|WikiProject Biography / Actors and Filmmakers||(Rated Stub-class)|
To Whom It May Concern: I am the son of Joseph Stein, the librettist (or book writer) of 'Fiddler on the Roof.' In Wikipedia's entry for the writer/producer Arnold Perl, there appears the following:" Perl also wrote the play Tevye and his Daughters which was later adapted to the musical Fiddler on the Roof." This is wholly inaccurate. My father adapted 'Fiddler' from the short stories of the Yiddish writer Sholom Aleichem and did not rely at all on the work of Arnold Perl; and, indeed, resented (and always corrected, any suggestion to the contrary. If anything, Perl was a slight impediment to Fiddler's moving forward, since when my father and his collaborators were writing the show, it was discovered that Perl held the underlying rights to Sholom Aleichem's work. Indeed, they retrieved those rights at a very steep price -- Perl got a small percentage of the royalties (which made him very rich) and the show's posters had to read 'By Special Arrangement With Arnold Perl.' But, again, Perl had no input on the show they created, which, beyond the names of several Aleichem's characters, had absolutely nothing to do with his earlier play. For verification, check out either of the two books that recently appeared in conjunction with Fiddlers fiftieth anniversary: 'Miracle of Miracles' or 'Tradition.' Both go into considerable detail about the show's origins, and also deal with Perl and the rights issue. -- Harry Stein — Preceding unsigned comment added by 220.127.116.11 (talk) 17:24, 24 September 2014 (UTC)

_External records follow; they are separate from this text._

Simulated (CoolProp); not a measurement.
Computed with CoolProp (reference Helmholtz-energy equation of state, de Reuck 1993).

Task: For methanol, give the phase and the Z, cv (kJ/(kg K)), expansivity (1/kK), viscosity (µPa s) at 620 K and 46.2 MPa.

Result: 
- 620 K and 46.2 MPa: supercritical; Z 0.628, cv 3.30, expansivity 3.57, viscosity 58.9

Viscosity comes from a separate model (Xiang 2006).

After reading the alleged Harry Stein's initial comment, I did some research and found that his claims seemed to be true. See http://us.macmillan.com/excerpt?isbn=9780312591427.
"The book writers, or librettists, on musicals are often underappreciated, and Harnick felt Stein was among them. Said Harnick, “Some of the critics praised him, but others said he had such an easy job—all he had to do was to quote the stories. But there were very few lines that he could use. There were some. But I would say that ninety-five percent of the show, he had to invent. It was all Joe Stein.”